The Christian life is a journey over a strange and dangerous path. The path itself can take surprising turns and seem to disappear altogether at times. This past week was disappointing for many evangelicals in America and has resulted in much soul searching. Many have concluded that we are now a “post-moral” society and that we have in fact gone over the abyss.
While I am not prepared to come to that conclusion yet, it is clear that we do not live in our father’s America. This is certainly not a predominantly white, conservative, protestant country any more. We are far more diverse and becoming more so by the year as immigration increases and births among minority groups outpace others. Interestingly two of these groups, Hispanics and African Americans, are not generally pro-choice or pro-gay rights and yet they did not vote for the conservative “moral” candidate.
It seems to me that the louder the conservative evangelical voices have shouted into the conversation about politics in our country, the less influential they have become. Our churches may have become more vocal on a variety of issues in recent years, but we are having a harder and harder time convincing people to vote for “our” candidates. Maybe our tone and our lives need some real examination in light of recent events.
While some of the ads that various candidates ran on TV were pretty hard hitting and often had questionable accuracy, they paled in comparison to the negativity on Facebook. Unfortunately, some of the worst attacks were made by evangelicals and not just against candidates. As the comments sections of Facebook posts seemed to grow daily during the campaign, many of these became viscous personal attacks on the people making the comments. Somehow, “in the name of Christ”, many Godly believers left their civility on the sidelines, took off the gloves and responded in the most un-Christlike manner to people that they did not even know. It is no wonder that non-Christians have such negative stereotypes of those of us who claim the name of Christ.
Recently my son wrote a paper and then had to make a speech on a hot topic in modern culture. He chose to write and speak about abortion and did a great job in preparing effective and persuasive arguments for the predominantly secular audience at his public High School. To my surprise, he was not ridiculed or criticized by his classmates for the choice of topic or for his presentation. Interestingly, several classmates even commented that they agreed with his views. Clearly, it is not only evangelicals who understand the horrors of taking the life of the unborn.

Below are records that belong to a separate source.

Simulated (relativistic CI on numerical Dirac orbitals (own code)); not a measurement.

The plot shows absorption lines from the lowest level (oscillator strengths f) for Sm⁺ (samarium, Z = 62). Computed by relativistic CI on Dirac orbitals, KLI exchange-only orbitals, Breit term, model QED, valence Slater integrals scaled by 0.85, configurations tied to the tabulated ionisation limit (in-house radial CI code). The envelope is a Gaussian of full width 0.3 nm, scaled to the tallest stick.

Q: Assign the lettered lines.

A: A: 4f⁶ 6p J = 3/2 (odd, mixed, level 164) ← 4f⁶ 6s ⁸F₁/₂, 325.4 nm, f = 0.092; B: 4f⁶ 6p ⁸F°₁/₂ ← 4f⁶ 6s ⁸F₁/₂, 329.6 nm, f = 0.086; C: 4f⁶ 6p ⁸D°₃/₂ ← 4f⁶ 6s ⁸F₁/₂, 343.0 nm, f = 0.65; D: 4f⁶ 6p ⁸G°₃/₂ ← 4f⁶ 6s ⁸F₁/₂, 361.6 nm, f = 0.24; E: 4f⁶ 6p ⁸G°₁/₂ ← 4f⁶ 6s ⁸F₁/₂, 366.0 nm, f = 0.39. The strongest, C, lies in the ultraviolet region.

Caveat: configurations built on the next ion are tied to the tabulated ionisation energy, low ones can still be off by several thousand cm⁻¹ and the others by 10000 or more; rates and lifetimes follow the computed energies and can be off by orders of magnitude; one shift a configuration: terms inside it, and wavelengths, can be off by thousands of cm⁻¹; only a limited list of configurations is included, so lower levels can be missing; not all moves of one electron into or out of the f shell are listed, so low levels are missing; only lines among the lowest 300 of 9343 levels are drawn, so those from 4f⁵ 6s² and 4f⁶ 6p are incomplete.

On Sunday, we heard a great presentation at our church by Bethany Christian Services, an organization actively involved in making adoptions a viable option for as many as possible. I was deeply convicted about my own lack of concern about this vital issue and how little I have done to walk the walk and not just talk the talk. Out of that conviction, I took a first small step to actually doing something. I took a small collection box they had provided for families to gather loose change and brought it home. It sits in a prominent place as a reminder that even small actions can make a real difference. I know that I can do much more and am praying about what my next steps should be.
Maybe it would be appropriate for us to take a “time out” from talking so much about our beliefs in the public square and actually start living out our values on a daily basis. While there will always be a place for the church to speak into our culture about moral values, now may not be the best time. Instead, it seems like we have a lot to repent of and might want to take time to examine the concept of being a “faithful presence” as noted author James Davison Hunter so wisely suggested. If our actions spoke as loudly as our words, maybe we would have more actual influence in the culture we are seeking to change.